The easy answer is … the routine that works for your children and your family.
When we send our children to a traditional school, we have shifted the burden of responsibility for their education to a “system” that provides limited choices. And the limitations extend far beyond just the curriculum. The choice of when to sleep, eat, go to the bathroom; the choice of how long to read or study a particular topic; the choice of travelling at a particular time, etc.
Do I choose to have my child start the homeschool day at 0800, and follow a specific schedule and curriculum? Why would I do this? I am only replicating the worst parts of a traditional school in my own home.
How do I choose what my child should study? In fact, is it even appropriate for me to choose what my child should study? What are my child’s strengths, weaknesses, and desires?
Therefore, because of choice, there is no “best” routine for homeschooling.
So, how do you choose what is best for your child.
In my view, the first place to start is with goals. Some parents choose lofty goals such as “doctor”, “lawyer”, or “Ivy League school”. Others may choose “whatever makes her happy”. Yet again, another response may be “I have no clue”. Other goals may involve religion, sports, art, music, etc.
Once you decide upon a goal(s), the next step is to determine the optimum means to achieve the goal.
If the goal is an Ivy League education, then you research the criteria for the school(s) … (and realize they may be different for homeschoolers) … and then design a curriculum to achieve the goal. If music is the goal, then lots of time for practice, etc.
The actual routine you select is, again, whatever fits best with your situation.
In our family, our (11 year-old) daughter is a “night” person. It is almost impossible to get her to do anything productive before 1000. Therefore, no learning activities are assigned before 1000 … it would be pointless.
For the remainder of the morning, she is “assigned” piano and violin practice, and any homework due for her upcoming classes.
The fact that she has “classes” is interesting. After conducting research on different learning options, I found that my educational philosophy aligns with “unschooling”. Most people assume that unschooling means that kids are allowed to freely roam through the educational landscape, without purpose or goals – just see where the fancy takes them. However, in our case, unschooling has developed into a discussion about what to learn, and how to learn. Then, as a result of these discussions, we choose a means to follow the interest. In our daughter’s case, that involves Latin, art, piano, violin, writing, reading, etc. Therefore, we have selected some (mostly online) classes to address those topics.

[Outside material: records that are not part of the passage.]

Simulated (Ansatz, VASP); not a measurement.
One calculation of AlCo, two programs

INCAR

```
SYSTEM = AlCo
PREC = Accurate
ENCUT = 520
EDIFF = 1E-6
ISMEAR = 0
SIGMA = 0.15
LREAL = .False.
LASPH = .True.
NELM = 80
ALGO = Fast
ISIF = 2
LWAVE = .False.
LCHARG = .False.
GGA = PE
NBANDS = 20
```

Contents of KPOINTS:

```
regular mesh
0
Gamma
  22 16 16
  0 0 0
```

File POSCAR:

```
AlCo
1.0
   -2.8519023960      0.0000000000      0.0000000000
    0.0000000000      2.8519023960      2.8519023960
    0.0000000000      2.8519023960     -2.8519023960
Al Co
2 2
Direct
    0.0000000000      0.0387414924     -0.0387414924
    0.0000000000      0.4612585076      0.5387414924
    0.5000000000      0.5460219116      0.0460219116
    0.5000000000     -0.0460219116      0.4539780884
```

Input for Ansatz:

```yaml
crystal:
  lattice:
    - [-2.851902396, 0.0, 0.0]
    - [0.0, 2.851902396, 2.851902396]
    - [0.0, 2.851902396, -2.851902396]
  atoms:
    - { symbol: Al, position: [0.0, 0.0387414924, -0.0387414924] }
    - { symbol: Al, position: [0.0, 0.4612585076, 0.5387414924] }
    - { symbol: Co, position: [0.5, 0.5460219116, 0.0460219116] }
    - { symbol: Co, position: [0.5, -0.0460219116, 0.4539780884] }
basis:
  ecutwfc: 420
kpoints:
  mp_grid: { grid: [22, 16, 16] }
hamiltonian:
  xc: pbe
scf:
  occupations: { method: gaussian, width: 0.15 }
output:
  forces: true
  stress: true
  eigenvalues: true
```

So, most of her “classes” are in the afternoon. Later in the day, she again practices piano and violin. The evenings may involve discussion, reading, etc. Mostly it is her own time – she may chat with her friends, pursue her passion of (digital) drawing or animation, or play games (mostly online with her friends). She often multitasks, and does several of these activities at the same time.
Another important aspect is to realize that your routine is likely to change over time. This is completely natural. Many families go through a period of adjustment before settling into a “routine”.